In 19:21, Mahinmi hit 4-of-7 shots, grabbed four offensive rebounds, dished out two assists, and blocked two shots. The Pacers were +17 with their backup center on the floor, eight points better than with any other bench player and six points better than they were in 24 minutes with Hibbert manning the middle.
It was the best performance in a month of strong contributions from the Pacers center. Mahinmi averaged 2.8 points, 3.0 rebounds, and 0.8 blocks through the end of January. Since Feb. 1, he’s averaging 4.6 points, 4.0 boards, and 1.4 rejections. The sixth-year pro has scored in all 11 games this month, after going scoreless in 13 of his first 44 games.
The numbers only tell part of the story. Mahinmi has been playing with a clear aggressive mentality. Whether it was crashing the rim to tip in Luis Scola’s miss early in the second quarter or blocking Chris Kaman’s shot on one end and then attacking the Lakers’ center for a basket-plus-the-foul on the ensuing possession in the fourth, Mahinmi played with the same contentious energy he’s been displaying for the past several weeks.
“Lately I’ve been feeling well,” Mahinmi said after Tuesday’s game. “I’ve been feeling good defensively, blocking shots, being a defensive presence like I’ve been all year long. And offensively (I’ve been) feeling good. Like I said, my teammates find me. I’ve just got to be at the right (spot) at the right (time), and they find me.”
The elephant in the room is that Mahinmi’s strong play directly coincides with one of the Pacers’ recent acquisitions.

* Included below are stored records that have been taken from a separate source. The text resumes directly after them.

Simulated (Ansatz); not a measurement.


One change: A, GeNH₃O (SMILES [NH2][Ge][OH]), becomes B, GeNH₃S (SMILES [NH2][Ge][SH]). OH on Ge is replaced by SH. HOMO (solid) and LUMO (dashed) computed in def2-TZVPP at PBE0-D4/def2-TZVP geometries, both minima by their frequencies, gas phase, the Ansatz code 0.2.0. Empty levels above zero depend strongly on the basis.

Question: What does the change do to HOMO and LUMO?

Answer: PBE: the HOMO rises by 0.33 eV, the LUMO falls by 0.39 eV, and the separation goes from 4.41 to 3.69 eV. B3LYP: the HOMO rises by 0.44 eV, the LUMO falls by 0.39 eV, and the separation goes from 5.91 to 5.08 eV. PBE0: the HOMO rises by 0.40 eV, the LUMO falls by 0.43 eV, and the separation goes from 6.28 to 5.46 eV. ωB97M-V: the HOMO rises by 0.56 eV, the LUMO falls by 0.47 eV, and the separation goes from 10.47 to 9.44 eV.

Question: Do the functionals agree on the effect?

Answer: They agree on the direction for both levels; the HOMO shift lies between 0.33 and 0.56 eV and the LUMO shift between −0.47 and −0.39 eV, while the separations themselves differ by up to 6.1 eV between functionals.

Feb. 1 is when the Pacers signed one-time All-Star center Andrew Bynum. If and when the 7-footer gets healthy (he’s still a couple weeks away from being ready for game action), it has been assumed that Bynum would take Mahinmi’s spot in the rotation.
But when Mahinmi was asked Tuesday if Bynum’s signing had lit a fire under him, he chuckled.
“That has nothing to do with it,” he said. “My focus is on this team. It’s not one guy, it’s not on me. My focus is on how can I get this team better, what can I do to improve this team. Bynum has nothing to do with that.
“Of course, I’ll do anything to keep my playing time. At the same time, I don’t want to change my game. I want to keep playing my game and be great at what I do and help the team win the most games possible.”
If Mahinmi keeps playing his game like he has the past month, Bynum’s place in the rotation is far from assured. Having three capable centers is the rarest of luxuries in the NBA, and Pacers coach Frank Vogel will gladly take the headaches of figuring out how to deal with too much depth over how to deal with too little.
Mahinmi is in just his second year with the Pacers, but with all the teams moves in the offseason and the past couple weeks, the Frenchman is suddenly Indiana’s longest-tenured player aside from the five starters. As such, Mahinmi has taken on a bit more of a leadership role in the Pacers locker room, where he is well-liked and widely-respected.
Unlike the starters, Mahinmi knows firsthand what it takes to win a championship, having been a part of the 2011 Dallas Mavericks. Mahinmi doesn’t care who gets the attention. All he wants is another ring.
"We have one goal, and it’s going to take every one of us," Mahinmi said. "It can’t be about one guy. It’s got to be a team thing."